In a report sponsored by IBM, the average cost of a data breach was $4 million. Data breaches are costly but more importantly a breach can cost your company customers. Data breaches are separated into four categories theft, loss, neglect, and insecure practices. There are a number of ways to prevent data breaches. Here is a list of ten ways to secure your data:

1. Devise a Plan at the Executive Level

When developing a data breach prevention plan have all departments involved from the beginning. This helps set expectations and develop guidelines. This is the perfect time to address any concerns and explain the risk involved in certain actions. Planning with the entire organization in mind also helps you have a holistic plan.

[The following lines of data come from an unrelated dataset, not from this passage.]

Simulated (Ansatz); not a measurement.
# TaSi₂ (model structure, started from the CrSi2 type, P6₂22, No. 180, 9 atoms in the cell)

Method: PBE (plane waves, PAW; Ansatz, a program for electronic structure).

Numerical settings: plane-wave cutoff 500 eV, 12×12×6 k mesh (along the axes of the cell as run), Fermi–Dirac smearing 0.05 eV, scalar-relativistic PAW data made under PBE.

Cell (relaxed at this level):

2. Develop a Breach Response Strategy

By chance, there is a breach of any size it’s better to have a plan in place to quickly correct it. Your breach response plan should map out different data breach scenarios, solutions, and how to notify your team of the problem.

3. Train your Team

Once you create a plan you need to educate your team. Train every member of your team. Let them know what are the restrictions and policies for employees. This can be extremely important if members of your team remotely access company information.

4. Keep Software Up to Date

Update your software whenever applicable. Hackers are always finding vulnerabilities in software. These updates are specifically created to address and fix these vulnerabilities.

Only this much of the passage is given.